It should work, see my demo.

Maybe your wildcard query is never a match, thus not participating int the scoring. But I am shooting in the dark without mapping / sample documents.

Could you perhaps give a minimum reproducible exemple ?

To investigate

Have you thought about using the explain api ?
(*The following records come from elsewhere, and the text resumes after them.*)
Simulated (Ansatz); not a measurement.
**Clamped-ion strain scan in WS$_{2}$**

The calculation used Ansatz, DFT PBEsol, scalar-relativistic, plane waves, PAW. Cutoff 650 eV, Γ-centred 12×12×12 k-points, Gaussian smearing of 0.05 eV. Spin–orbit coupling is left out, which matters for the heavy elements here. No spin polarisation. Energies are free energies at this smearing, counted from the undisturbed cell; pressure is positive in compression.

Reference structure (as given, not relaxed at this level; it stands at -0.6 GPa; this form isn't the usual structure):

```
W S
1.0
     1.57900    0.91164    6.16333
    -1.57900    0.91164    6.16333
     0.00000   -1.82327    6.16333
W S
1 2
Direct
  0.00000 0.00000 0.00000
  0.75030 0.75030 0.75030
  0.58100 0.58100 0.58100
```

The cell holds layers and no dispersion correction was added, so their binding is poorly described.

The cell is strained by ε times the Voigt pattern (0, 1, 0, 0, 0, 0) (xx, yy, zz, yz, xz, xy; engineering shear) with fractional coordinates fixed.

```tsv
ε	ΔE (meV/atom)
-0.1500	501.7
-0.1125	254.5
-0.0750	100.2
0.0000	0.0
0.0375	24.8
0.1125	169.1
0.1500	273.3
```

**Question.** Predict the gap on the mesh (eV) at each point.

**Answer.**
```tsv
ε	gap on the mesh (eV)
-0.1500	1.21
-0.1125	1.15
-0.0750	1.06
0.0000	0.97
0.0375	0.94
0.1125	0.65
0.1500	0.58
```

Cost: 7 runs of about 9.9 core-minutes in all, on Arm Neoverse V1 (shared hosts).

GET 79216980/_explain/<doc _id>
{
  "query": {
    "wildcard": {
      "data.keyword": {
        "value": "*pot*",
        "boost": 2
      }
    }
  }
}

Which can give you an explanation as to why a document did match.

{
  "_index": "79216980",
  "_id": "S1jPY5MB7I4Yfde2NMmi",
  "matched": true,
  "explanation": {
    "value": 2,
    "description": "data.keyword:*pot*^2.0",
    "details": []
  }
}

analysis of the explain (edit)

From the explain I can tell you that:

  • title field never matches, only the body field does.
  • wildcard query did not match either.

The score is solely computed by the matches one the body. So this would explain why the score does not change with regards to the boost.

Could it be the title is of type keyword, meaning it is case sensitive.

I would suggest you test you query one clause at a time ? see which one work ?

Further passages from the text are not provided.